Development of any application is made much faster and safer following this approach. Devs can focus on developing code on top of the cloned contract as needed, without having to think about developing the core or to write and redeploy it from scratch.
The entire EthereansOS ecosystem is built following the Factory approach.

Why use Factories ?

Factories allow devs to easily clone specific smart contracts/services without the need to write a line of code. Cloning a contract that has already been developed, tested and used by many users is safer than re-deploying it from scratch.
This is a strong revolution compared to the current approach of coding that is based on taking a standard (e.g. the ERC20) as a starting point and modifying it to add/remove code or functionality, not ensuring that bugs or malicious operations are not present in the contracts, often resulting in users losing money. This does not even allow for a common codebase with shared standards and the evolution of the technology is not pushed forward as developers create code that is difficult for others to integrate.
The Factory approach, instead, points to the evolution of the entire development ecosystem following the principles of security, ease of code implementation and the creation of a constantly updated shared codebase, making development much less complex.

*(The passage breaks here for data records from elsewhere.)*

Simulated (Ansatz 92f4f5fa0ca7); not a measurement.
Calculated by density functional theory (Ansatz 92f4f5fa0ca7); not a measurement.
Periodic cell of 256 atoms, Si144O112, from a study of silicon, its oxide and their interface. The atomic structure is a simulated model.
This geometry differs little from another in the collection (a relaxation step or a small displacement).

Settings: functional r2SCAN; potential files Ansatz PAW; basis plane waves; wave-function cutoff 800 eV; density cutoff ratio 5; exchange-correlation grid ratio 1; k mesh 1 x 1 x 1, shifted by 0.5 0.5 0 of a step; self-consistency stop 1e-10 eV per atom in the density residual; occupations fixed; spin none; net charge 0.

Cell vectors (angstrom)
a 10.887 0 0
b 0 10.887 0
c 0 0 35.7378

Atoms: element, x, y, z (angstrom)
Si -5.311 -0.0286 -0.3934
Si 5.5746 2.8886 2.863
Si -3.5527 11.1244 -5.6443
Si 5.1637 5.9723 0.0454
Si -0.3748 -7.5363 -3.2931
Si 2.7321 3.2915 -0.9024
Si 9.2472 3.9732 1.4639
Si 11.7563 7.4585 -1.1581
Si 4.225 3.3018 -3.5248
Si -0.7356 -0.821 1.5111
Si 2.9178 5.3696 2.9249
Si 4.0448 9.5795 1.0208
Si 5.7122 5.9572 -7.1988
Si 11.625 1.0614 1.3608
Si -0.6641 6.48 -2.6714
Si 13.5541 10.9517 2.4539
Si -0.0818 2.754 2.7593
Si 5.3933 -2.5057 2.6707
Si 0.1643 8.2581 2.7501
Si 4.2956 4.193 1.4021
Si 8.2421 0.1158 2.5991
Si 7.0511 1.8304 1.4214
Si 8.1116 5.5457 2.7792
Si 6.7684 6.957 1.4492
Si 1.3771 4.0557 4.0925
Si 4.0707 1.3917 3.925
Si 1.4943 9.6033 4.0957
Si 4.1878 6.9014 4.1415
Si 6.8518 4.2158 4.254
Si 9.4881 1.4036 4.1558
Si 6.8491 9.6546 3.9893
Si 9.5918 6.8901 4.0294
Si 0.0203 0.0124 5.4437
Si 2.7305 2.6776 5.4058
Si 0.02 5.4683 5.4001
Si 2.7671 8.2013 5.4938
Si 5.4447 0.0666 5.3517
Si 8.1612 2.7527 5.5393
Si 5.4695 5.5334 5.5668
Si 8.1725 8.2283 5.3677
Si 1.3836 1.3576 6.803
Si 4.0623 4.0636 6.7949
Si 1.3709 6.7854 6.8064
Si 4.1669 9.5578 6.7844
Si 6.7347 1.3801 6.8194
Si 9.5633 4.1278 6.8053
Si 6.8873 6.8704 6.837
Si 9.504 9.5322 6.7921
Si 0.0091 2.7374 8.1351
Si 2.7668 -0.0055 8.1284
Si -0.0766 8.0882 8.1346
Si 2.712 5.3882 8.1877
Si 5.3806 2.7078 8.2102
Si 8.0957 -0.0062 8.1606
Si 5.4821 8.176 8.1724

Using a Factory-based approach provides a high level of customization in a secure environment. Developers can extend the code of a contract cloned by a Factory, using an Extension smart contract. The Extension is linked to the cloned contract extending its on-top functionalities and the possibilities of interaction and external integration. Consequently, you have security because the contract core is cloned from a model but you can hook an Extension on top implementing custom logic according to your project needs.
Let's take as an example a Factory that clones Farming contracts: The farming contract is the model contract and an Extension on top allows you to interact with it in a customized way. An on-chain Organization needs a custom Extension that transfers funds from the Treasury Manager in the manner provided by the operation of the Organization itself, while a DAO needs an extension that allows funds to be sent to the contract according to its specific operating logic and so on. The result is a secure cloned contract, extendable and integrable through Extensions.
The result is a secure cloned contract, extendable and integrable through Extensions.

What is the FoF?

The Factory-of-Factories (FoF) is a Factory deployer and aggregator and it represents the heart of the Factory-based approach.
The FoF allows: Every developer to deploy one or more Factories at the same time or at a later date Discoverability: reconstruct all existing Factories that are always saved on-chain including the reference address that deployed them Versioning: deploy a new version of a Factory having the old one always available to be used by users at any time Metadata: each Factory has its own set of metadata that FoF allows to easily reconstruct Modularity: Factories deployed by FoF represent a shared codebase composed for many different uses. You can create your own project by cloning and implementing contracts from different Factories Extendibility: each contract cloned from different Factories can be extended using Extension smart contracts so that they perfectly fit the needs of your project

Implement a real Business model in your Factories

Devs can implement a real business model in their Factories and in the underlying model contracts, earning fees every time their contracts are cloned and/or used.
Only the Factories deployed through the Factory-of-Factories (FoF) can implement a real fee-based business model.
The Factory maker can choose from two possible fee-based business models:
  • Creation fee. This model allows the Factory maker to implement a fee for cloning the model contract, involving the burn or transfer of a certain amount of tokens.
Imagine a Factory, the model contracts of which are microservices that Organizations can easily clone and implement. Let’s say that the Factory maker codes the model with a creation fee, so that every time a user clones the contract he must pay/burn a fixed token amount.
  • Usage fee. This model allows the Factory maker to implement a fee for the use of all clones of the Factory’s model contract. The usage fee can be static (a fixed amount of a specific token that users must burn or transfer using the cloned contracts), or variable (a percentage of the value a user transacts).
Imagine a Factory, the model contract of which is a Farming contract any developer can clone and implement their applications with to let users farm. Let’s say that the Factory maker codes the model with a withdrawal fee, so that every time a user withdraws liquidity from their farming position, they must pay/burn a fixed token amount (static fee) or the Factory maker receives 2% of the withdrawn tokens or the (variable fee).